Founding a religion is a good second option for those who can't write their way out of a paper bag.
Go to any Scientology page on the Web and you'll find out that Scientology teaches you things you never thought you could learn before. It teaches you how to expand your mind. It teaches you how to deal with different types of phenomena. Then, several years and thousands of dollars of contributions later, it unveils the ultimate truth: We're all just pawns in the intergalactic war between the marauding Space Hittites and the doe-eyed, tentacled Neebs. This is the point when many Scientologists, realizing that they've cleaned out their bank accounts at the behest of a really bad, if religiously themed, science fiction story, say the following: "Oops."
John Travolta is a Scientologist, and attendees of "Phenomenon" will soon realize that they've squandered their entertainment dollars on a similar mistake. Travolta's character, George Malley, sees the light (so to speak), and can suddenly learn languages in twenty minutes and move pencils just by wiggling his fingers. His friends begin to think he's a freak. His woman-to-be (Kyra Sedgwick) begins to see him as a persecuted Christ figure.

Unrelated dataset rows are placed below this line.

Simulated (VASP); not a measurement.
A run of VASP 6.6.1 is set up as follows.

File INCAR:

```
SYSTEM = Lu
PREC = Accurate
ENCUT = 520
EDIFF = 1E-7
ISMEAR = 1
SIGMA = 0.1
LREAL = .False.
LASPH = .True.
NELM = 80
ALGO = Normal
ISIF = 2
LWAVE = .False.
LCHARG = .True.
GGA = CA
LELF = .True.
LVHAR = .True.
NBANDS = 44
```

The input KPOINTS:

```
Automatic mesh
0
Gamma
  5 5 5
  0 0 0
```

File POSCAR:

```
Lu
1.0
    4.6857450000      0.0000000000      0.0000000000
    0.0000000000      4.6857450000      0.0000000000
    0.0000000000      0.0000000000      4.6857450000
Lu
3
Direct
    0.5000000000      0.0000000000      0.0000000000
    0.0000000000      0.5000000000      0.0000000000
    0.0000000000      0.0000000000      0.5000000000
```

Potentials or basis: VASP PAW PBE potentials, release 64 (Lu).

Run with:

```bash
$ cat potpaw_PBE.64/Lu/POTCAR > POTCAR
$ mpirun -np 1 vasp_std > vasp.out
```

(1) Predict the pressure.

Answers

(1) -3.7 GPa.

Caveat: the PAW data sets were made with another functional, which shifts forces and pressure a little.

"Phenomenon" soon segues into outright religious brainwashing. As George explains that he's the representation of human potential, you're supposed to think, "Wow, I can be just like George. I, too, can realize my fullest potential. George is the True Way! All hail George!" What you quickly realize, however -- as the screenwriters of "Phenomenon" and L. Ron Hubbard did before you -- is that founding a religion is a good second option for those who can't write their way out of a paper bag.
And what exactly is supposed to be so alluring about Kyra Sedgwick? Is it something only cubists are supposed to appreciate? Her lips look like they were drawn on by an epileptic preschooler who got a hold of a red crayon. When she moves seductively toward Travolta, the suspense mounts as you ask yourself, "Is she going to kiss him or eat him?"